This is the project for our paper CompLex-ZH: A New Dataset for Lexical Complexity Prediction in Mandarin and Cantonese.
- Mandarin dataset
Please go to folder: /data/mandarin
mandarin.tsv: contains rating data, column "word" indicates the target word, "sentence" indicates the context/ sentence, column "index" is the position of the target word in the context (starting from 1), column "source" indicates the source of the sentence, column "set" indicates the set type of the current word: training, validation or test.
mandarin_emb.json: contains ratings with CINO word embeddings
mandarin_vocab_info.csv: contains handcrafted features, including strokes, log frequency and word length.
- Cantonese dataset
Please contact us for the Cantonese dataset (lani.qiu@connect.polyu.hk)
Please refer to regressor.py
If you refer to our paper or use our dataset, please cite it as follows:
@inproceedings{qiu-etal-2024-complex,
title = "{C}omp{L}ex-{ZH}: A New Dataset for Lexical Complexity Prediction in {M}andarin and {C}antonese",
author = "Qiu, Le and
Guo, Shanyue and
Wong, Tak-Sum and
Chersoni, Emmanuele and
Lee, John and
Huang, Chu-Ren",
editor = "Shardlow, Matthew and
Saggion, Horacio and
Alva-Manchego, Fernando and
Zampieri, Marcos and
North, Kai and
{\v{S}}tajner, Sanja and
Stodden, Regina",
booktitle = "Proceedings of the Third Workshop on Text Simplification, Accessibility and Readability (TSAR 2024)",
month = nov,
year = "2024",
address = "Miami, Florida, USA",
publisher = "Association for Computational Linguistics",
url = "https://aclanthology.org/2024.tsar-1.3/",
doi = "10.18653/v1/2024.tsar-1.3",
pages = "20--26"
}The dataset provided may contain various types of content, including sensitive material such as political opinions, adult themes, and other potentially controversial topics.
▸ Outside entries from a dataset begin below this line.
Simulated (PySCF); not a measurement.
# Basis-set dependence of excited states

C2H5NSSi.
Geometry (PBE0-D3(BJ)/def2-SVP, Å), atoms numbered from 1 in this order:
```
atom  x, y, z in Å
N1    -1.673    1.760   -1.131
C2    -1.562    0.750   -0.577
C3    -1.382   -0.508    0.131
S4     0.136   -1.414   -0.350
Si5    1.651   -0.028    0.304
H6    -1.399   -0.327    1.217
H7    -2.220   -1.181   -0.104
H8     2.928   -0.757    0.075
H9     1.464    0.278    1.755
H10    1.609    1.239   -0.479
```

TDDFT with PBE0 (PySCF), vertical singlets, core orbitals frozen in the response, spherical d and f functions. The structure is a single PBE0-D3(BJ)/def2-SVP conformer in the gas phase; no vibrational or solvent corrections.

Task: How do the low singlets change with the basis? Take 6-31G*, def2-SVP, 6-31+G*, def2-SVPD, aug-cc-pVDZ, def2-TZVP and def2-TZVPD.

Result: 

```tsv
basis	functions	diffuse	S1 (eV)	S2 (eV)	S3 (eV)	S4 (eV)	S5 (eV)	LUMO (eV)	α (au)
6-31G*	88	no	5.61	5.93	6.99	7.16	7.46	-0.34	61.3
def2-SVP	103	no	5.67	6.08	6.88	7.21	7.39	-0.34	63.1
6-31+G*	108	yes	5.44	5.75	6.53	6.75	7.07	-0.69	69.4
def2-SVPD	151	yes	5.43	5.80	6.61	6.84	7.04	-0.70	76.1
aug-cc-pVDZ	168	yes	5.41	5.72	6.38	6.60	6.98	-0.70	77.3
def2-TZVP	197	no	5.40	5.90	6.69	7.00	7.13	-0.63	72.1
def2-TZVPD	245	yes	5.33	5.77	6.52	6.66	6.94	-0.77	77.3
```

By accessing or using this dataset, you acknowledge and agree to the following:
- Sensitive Content: The dataset may include content that is inappropriate for certain audiences or may not align with personal or organizational values.
- No Endorsement: The opinions and statements within the dataset do not reflect the views or positions of the creators or distributors of this dataset. We do not endorse or take responsibility for any content contained within.
- No Liability: The creators of this dataset are not liable for any consequences arising from the use or interpretation of the content.
- Responsible Use: Users are encouraged to analyze the dataset responsibly and ethically, considering the potential implications of the sensitive content it may contain.
- Compliance: It is the user's responsibility to comply with any applicable laws and regulations regarding the use and distribution of data that may contain sensitive material.
By proceeding to use the dataset, you confirm that you understand and accept these terms.